This blog post is from Andrew Durling, Executive Director of the Eastbourne Eco Action Network CIC:
2025 has been another busy year for the Eastbourne Eco Action Network (EEAN), so once again there’s plenty for me to review, just as there was in 2024, 2023, 2022, and 2021. I can’t do justice to every single activity of EEAN in one blog, but here are the highlights I’ve chosen, with apologies for missing anything out.
Our second Eastbourne Carbon Neutral 2030 Symposium took place at Emmanuel Church in the spring, providing an opportunity for all present to catch up with progress, discuss the challenges and opportunities going forward, and do some invaluable networking. A similar symposium will happen in 2026. A full overview of the entire Eastbourne Carbon Neutral 2030 campaign can be seen on the EEAN’s One Planet Eastbourne community ecosystem plan on the OnePlanet.com platform.

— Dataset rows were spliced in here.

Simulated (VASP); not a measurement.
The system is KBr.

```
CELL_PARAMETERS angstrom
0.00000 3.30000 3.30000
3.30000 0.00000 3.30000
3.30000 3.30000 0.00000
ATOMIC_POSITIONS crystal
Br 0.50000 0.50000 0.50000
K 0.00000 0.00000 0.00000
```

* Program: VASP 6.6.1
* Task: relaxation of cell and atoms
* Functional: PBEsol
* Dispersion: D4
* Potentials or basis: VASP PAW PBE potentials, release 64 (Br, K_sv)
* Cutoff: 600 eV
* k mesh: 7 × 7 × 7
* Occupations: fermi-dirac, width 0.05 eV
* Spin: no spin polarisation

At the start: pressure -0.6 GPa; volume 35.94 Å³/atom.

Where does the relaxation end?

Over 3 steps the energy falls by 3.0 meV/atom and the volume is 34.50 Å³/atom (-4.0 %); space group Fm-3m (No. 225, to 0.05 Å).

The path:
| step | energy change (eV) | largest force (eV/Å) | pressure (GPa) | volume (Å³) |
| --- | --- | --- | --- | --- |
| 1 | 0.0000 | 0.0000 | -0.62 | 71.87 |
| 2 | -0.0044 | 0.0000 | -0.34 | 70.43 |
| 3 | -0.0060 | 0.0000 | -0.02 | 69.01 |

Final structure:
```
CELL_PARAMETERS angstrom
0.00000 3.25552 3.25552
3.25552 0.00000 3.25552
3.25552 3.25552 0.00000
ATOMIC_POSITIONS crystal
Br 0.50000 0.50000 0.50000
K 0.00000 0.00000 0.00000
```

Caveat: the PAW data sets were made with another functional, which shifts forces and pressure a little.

EEAN received a grant from Eastbourne Borough Council’s Neighbourhood Community Infrastructure Levy Fund, match funded by the EEAN CIC and Eastbourne Food Partnership, to purchase an e-cargo bike with the primary mission of delivering donated fresh organic produce from local community gardens and allotments to local community fridges that offer very low cost food to residents experiencing food insecurity. Our volunteers have been busy training themselves up to ride the e-cargo bike and some have already been delivering donated organic food and drink from the newly established monthly Eastbourne Farmers Market to local fridges. EEAN intends to increase food deliveries with the e-cargo bike in 2026 in collaboration with the Eastbourne Food Partnership, and to purchase more cargo bikes if grant funding can be secured, in order to continue developing Eastbourne’s first ever community-run cargo bike network. This would contribute to the active travel revolution that is necessary to deal with the chronic traffic congestion in the town, which lowers local air quality and contributes 28% of the town’s annual carbon emissions. But increasing the numbers of people cycling depends crucially upon much greater investment in building a larger, more connected network of safe cycle paths, so EEAN will continue to campaign and lobby East Sussex County Council, and its possible eventual replacement by the new East Sussex Unitary Authority, for that extra investment.
Still on the issue of transport, the Eastbourne Bus User Group, established by EEAN’s Transport Group, continued its work in 2025 with several positive meetings with stakeholders, and lobbied for the introduction of new bus lanes for Seaside, which will now be established in 2026, leading to a more frequent and reliable bus service for the more economically deprived areas of town where car ownership is much lower than elsewhere. A better bus service combined with more safe pedestrian areas and a 20mph default speed limit in residential areas would support a substantial increase in active travel, with co-benefits such as an increase in mental and physical health, with a consequent long-term and sustainable reduction in the burden upon the local NHS.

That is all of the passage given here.